DISCOVERY astronauts' next task: laying groundwork for future space station construction
Saturday, August 18th 2001, 12:00 am
News On 6
SPACE CENTER, Houston (AP) _ Two space shuttle Discovery astronauts floated outside Saturday to begin laying the groundwork for future construction on the international space station.
Astronauts Daniel Barry and Patrick Forrester ventured outside the shuttle for a 5 1/2 hour spacewalk to install handrails on space station Alpha's Destiny lab and lay cables along them.
The cables, which are between 40 and 50 feet long, are needed as a backup way of providing power to heaters on the center segment of the station's truss structure. The segment is set to be delivered early next year.
NASA approved the spacewalk Friday after the crews of Discovery and the space station indicated they were almost done transferring thousands of pounds of supplies from a module brought by the shuttle.
Discovery delivered new crew members to Alpha last weekend. While U.S. astronaut Frank Culbertson, Alpha's new skipper, officially took command of the space station when he and two Russian cosmonauts moved in on Monday, a ceremony to mark the event was delayed until Friday because of the work involved in unpacking and refilling the module.
``Now it's time to pass the station from our hands to your hands, from our mind to your mind, and from our heart to your heart,'' Russian cosmonaut Yuri Usachev, the space station's ex-commander, said in the 250-mile-high ceremony.
``We will pick up where you left off,'' replied Culbertson. He added: ``Bon voyage, spasibo bolshoye, thank you for everything. You guys are the best.''
Culbertson and his Russian crewmates, Vladimir Dezhurov and Mikhail Tyurin, will spend the next four months on the space station.
The two crews were to continue meeting Saturday to go over station operations and continue packing the Italian-made module named Leonardo with trash and used equipment for return to Earth.
The outgoing crew of Usachev and U.S. astronauts Jim Voss and Susan Helms is set to return to Earth aboard Discovery next week. They have spent about 5 1/2 months in orbit.

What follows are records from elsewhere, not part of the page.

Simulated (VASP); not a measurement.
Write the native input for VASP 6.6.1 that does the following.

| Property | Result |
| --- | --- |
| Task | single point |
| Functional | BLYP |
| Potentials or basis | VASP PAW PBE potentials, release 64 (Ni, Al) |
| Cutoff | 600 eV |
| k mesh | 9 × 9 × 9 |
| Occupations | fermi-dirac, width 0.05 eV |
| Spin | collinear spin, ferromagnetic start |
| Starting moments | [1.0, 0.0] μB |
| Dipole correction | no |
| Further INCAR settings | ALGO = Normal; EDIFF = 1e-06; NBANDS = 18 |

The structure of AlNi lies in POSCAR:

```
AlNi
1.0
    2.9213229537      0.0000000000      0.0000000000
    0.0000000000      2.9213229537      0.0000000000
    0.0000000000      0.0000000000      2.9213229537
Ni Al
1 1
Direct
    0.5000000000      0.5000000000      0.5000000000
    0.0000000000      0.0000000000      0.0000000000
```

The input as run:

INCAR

Tyurin praised the old station crew, saying ``they are like a very good family.''
``Teamwork has been one of the themes for our expedition,'' Voss said. ``We've all worked together to try and make the station better.''
Saturday's spacewalk would be the second by Barry and Forrester in three days. On Thursday, they attached a bulky container filled with ammonia coolant and two briefcaselike boxes filled with samples of various materials to Alpha. NASA wants to see how the materials fare in the harsh environment of space.